Bend contractor gaining attention

Published 4:00 am Monday, January 24, 2011

A Bend-based company has obtained and fulfilled about 150 federal government contracts worth millions of dollars for information technology and engineering work around the world.

And yet, the company, n-Link, has little name recognition around Central Oregon. It has quietly operated, expanded and won contract bids in Bend, among other offices, since 2008.

Bill Moseley, CEO of the Bend firm GL Solutions, which produces regulatory software for state government agencies, said he had never heard of n-Link. “As weird as that sounds,” he said. The name of a company that conducts similar business in the same city did not ring a bell to him.

David Blair, a Central Oregon field representative for Sen. Ron Wyden, D-Ore., stumbled across the company just 2 1/2 weeks ago. He learned that the Bend office was a few blocks away — in the Franklin Crossing building downtown — and promptly met with n-Link’s head and Scott Larson, venture catalyst manager at Economic Development for Central Oregon. Larson said his organization had not previously been familiar with n-Link either.

Founded in 1995 with its first office in Bremerton, Wash., n-Link works in many realms of technology, and describing it all in general terms is difficult.

“‘What do you guys do again?’ I get that all the time,” said the company’s head, Sandra Green. “It’s hard to understand what we do.”

Nevertheless, Green was willing to try to summarize.

“Most of our work is high-end software development — to develop the brains to perform a mission, you know, of a particular system,” she said. For example, she continued, “Like doing the software to manage the flow of the water (through) the dams to generate electricity … ”

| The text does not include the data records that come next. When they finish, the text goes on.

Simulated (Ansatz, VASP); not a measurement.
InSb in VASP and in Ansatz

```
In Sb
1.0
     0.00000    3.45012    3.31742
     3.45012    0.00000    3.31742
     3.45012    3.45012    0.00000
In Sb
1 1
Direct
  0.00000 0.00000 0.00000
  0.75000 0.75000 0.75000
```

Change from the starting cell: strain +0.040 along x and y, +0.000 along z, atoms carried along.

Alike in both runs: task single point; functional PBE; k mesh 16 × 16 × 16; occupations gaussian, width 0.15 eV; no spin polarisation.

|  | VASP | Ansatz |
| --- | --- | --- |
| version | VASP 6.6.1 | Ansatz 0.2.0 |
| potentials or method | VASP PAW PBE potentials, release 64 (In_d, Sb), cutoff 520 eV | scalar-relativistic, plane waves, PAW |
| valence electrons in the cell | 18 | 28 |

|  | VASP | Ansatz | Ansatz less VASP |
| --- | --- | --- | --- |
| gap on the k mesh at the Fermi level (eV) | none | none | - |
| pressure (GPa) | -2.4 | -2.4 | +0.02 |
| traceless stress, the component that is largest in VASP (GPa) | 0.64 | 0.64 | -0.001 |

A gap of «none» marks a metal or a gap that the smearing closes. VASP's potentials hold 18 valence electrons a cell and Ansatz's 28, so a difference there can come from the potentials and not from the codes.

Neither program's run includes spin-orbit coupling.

Green, n-Link’s founder, CEO and chairwoman of the board of directors, was talking about a project n-Link had done with the U.S. Army Corps of Engineers in Portland. To meet the agency’s needs, n-Link came up with and implemented “hydroelectric powerhouse equipment control applications” for the Columbia and Snake rivers, according to a description of the work on the company’s website.

The firm made headlines outside Bend earlier this year, after a five-year contract to provide IT help in classrooms at U.S. Army bases worldwide was given the thumbs-up to continue into its second year. Soldiers and their family members can participate in distance learning in the classrooms through video conference, and n-Link employees will ensure the software and hardware in use are up to date and problem-free. In exchange for the help, n-Link expects to receive about $33.5 million over time.

Green said a government agency usually gives approval for a contract to continue into the second year, unless the contractor is not meeting expectations. So the contract’s move into a second year, or first option year, is a good sign, although not atypical for n-Link.

Assignments

Currently, the company is seeking to obtain a $1 billion contract to protect data via cloud computing for the U.S. Department of Energy, Green said. For that project, Green said the winning bidder would have to provide a facility. “I’m actually toying with the idea of offering (to build) a cloud-computing data center out of Bend,” she said.

A list of contracts n-Link has fulfilled runs long.

The U.S. Department of Agriculture gave n-Link an assignment that necessitated complex logistics: providing USDA staffers in all offices in the country with new identification cards. The USDA needed to comply with HSPD-12, a 2004 directive from former President George W. Bush for federal government agencies on new standards for federal ID cards, and n-Link won the contract for work.

Company employees brought mobile registrar stations to USDA offices in almost every state and scanned department workers’ fingerprints, which would be worked into the new identification system, Green said. And, she said, n-Link employees mentored USDA software developers in creating the most efficient possible system.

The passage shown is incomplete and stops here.